The confusion of new forms of media can be overwhelming. For those of us who grew up with the Internet, it may not be all that difficult to grasp its concepts and to tackle its nuances; but for those who grew up with print, the transition between the two could be exhausting. The concepts in new forms of electronic expression are in their developmental stages—still trying to find a dynamic equilibrium between mimicking print and inventing new ways of performance. Electronic media are trying to take advantage of their unique characteristics, while not proving to be too tedious for the audience to understand.

Janet Murray explores the virtual swamp of electronic media conventions in her chapter entitled “From Additive to Expressive Form,” in Hamlet on the Holodeck: The Future of Narrative in Cyberspace. Electronic forms of expression are still in a sort of primordial ooze phase, still clinging on to the life forms that previously inhabited the area, but trying desperately to create an evolutionary creature that is nothing like what a tourist in the area may have seen. In this case, the entire world has access to this digital environment. Murray’s claim is that “digital environments are encyclopedic” (83), or rather that we have the world at our fingertips:

Since every form of representation is migrating to electronic form and all the world’s computers are potentially accessible to one another, we can now conceive of a single comprehensive global library of paintings, films, books, newspapers, television programs, and databases, a library that would be accessible from any point on the globe. It is as if the modern version of the great library of Alexandria, which contained all the knowledge about the ancient world, is about to rematerialize in the infinite expanses of cyberspace. (84).

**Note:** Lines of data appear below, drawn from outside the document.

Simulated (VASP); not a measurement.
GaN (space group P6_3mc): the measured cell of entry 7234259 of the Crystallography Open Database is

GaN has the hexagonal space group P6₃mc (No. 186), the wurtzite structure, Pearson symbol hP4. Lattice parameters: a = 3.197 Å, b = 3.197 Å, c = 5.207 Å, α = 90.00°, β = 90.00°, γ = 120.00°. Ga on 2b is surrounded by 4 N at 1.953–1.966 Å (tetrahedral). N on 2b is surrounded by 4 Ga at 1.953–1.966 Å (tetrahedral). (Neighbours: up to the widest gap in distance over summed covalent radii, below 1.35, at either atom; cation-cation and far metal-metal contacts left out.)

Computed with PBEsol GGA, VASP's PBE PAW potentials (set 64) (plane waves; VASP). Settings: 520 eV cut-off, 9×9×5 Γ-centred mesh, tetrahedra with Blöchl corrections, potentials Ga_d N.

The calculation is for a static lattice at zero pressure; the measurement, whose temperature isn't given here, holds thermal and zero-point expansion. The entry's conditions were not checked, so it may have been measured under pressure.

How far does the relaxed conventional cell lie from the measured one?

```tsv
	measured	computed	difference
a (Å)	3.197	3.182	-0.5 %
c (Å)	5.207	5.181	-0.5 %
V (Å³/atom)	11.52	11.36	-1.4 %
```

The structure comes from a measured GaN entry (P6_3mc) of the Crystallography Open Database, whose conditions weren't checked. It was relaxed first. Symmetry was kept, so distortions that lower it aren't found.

The Internet has encyclopedic capabilities that surpass any previous knowledge collecting endeavors. The pages that we move through seem almost infinite, offering different perspectives and intersecting accounts. These qualities lend a feeling of omniscience to the surfer. “The limitless expanse of gigabytes presents itself to the storyteller as a vast tabula rasa crying out to be filled with all the matter of life” (84). Filling this “limitless expanse” is not without complication. “The reality is much more chaotic and fragmented: networked information is often incomplete or misleading, search routines are often unbearably cumbersome and frustrating, and the information we desire often seems to be tantalizingly out of reach” (84).